Frequently cast as the breathing center of Peck's ballets, the serene Taylor Stanley breezes into view, chest open and arms extended in a meditative embrace joined by Harrison Coll. in contrast, Tyler Peck sparkles into action, legs clicking out layered tempi. Overall, these two artists encapsulate the ballet's ethos.

Always able to tap into NYCB dancers' youthful exuberance,  Peck's colloquial moves feed into ballet extensions and voguing style arms signaling cryptic messages. A strong cast, India Bradley and Claire Kretzschmar unite in a fluid duet built on mutual support while Ashley Hod, Roman Mejia and Chun Wai Chan generate a splash!

Taking a post-modernist turn, NYCB performed Merce Cunningham's elegant "Summerspace." Originated in 1958, the pastel colored pointillist backdrop merges into the moving bodies covered in unitards of a similar palette created by Robert Rauschenberg.

The demanding vocabulary is surrounded by Morton Feldman's Ixion, a sound score filtered with sounds of nature.Stillness and spatial awareness penetrate the leggy combinations spilling out over internal meters. Dispensing with visible preparations, dancers instantaneously pop up on one leg, into a stag leap with foot to crotch. This happens not just once, but three times in a row!

Torsos float over elongated legs poised on top rotating limbs. Despite the foreignness of the vocabulary, the dancers fearlessly navigate the angular terrain even if the torsos lack a bit of the top-of-spine contraction and fluidity.

Nevertheless, a bond exists between Balanchine and Cunningam's focus on legs, feet, directional changes and speed. Considering the amount of time  they've spent living with a decidedly post modern dance language, the company's facility in Summerspace is quite remarkable. You can see their brains working.

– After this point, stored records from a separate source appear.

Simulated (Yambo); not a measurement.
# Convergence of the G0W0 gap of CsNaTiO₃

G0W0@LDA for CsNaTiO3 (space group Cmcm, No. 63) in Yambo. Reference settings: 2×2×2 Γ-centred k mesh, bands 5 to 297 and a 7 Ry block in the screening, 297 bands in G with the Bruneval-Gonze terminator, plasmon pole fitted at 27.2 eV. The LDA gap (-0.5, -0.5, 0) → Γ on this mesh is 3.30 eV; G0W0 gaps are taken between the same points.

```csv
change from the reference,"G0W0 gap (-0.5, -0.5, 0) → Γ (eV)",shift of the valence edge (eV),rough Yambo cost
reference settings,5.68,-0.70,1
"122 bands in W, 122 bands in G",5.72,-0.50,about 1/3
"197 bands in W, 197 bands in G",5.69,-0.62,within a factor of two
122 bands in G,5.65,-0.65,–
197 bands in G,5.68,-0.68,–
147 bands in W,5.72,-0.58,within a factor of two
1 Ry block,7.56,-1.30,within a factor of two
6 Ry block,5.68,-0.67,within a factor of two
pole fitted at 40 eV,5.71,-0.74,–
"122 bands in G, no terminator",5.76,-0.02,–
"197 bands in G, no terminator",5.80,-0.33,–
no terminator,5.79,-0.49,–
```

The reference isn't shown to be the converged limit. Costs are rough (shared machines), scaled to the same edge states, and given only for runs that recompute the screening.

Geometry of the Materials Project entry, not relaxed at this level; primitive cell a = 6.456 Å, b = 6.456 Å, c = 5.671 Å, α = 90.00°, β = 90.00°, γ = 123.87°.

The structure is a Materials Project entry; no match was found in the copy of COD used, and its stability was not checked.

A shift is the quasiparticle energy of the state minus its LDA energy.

The evening closes on DGV:Danse a Grande Vitesse a mysterious, dystopian looking ballet by Christopher Wheeldon. Originally a NYCB ballet dancer and choreographer who has successfully transferred his talents to Broadway, Wheeldon's ballets are always smartly crafted and joined to strong visual elements. In this case, the undulating, silver sheet by Jean-Marc Puissant exudes an industrial hardness.

 Wheeldon generates pools of activity breaking up his 26 dancers into discrete units working in contrapuntal relationships against four central duets.

Originally created for the Royal Ballet in 2006, the ballet is set to a strong score by Michael Nyman written in 1993 to "commemorate the 1993 inauguration of the north European line of the French 'train a grande vitess' -- otherwise known as the TVG."  Despite intriguing combinations bubbling up in different spatial pockets, a chill permeates the onstage community.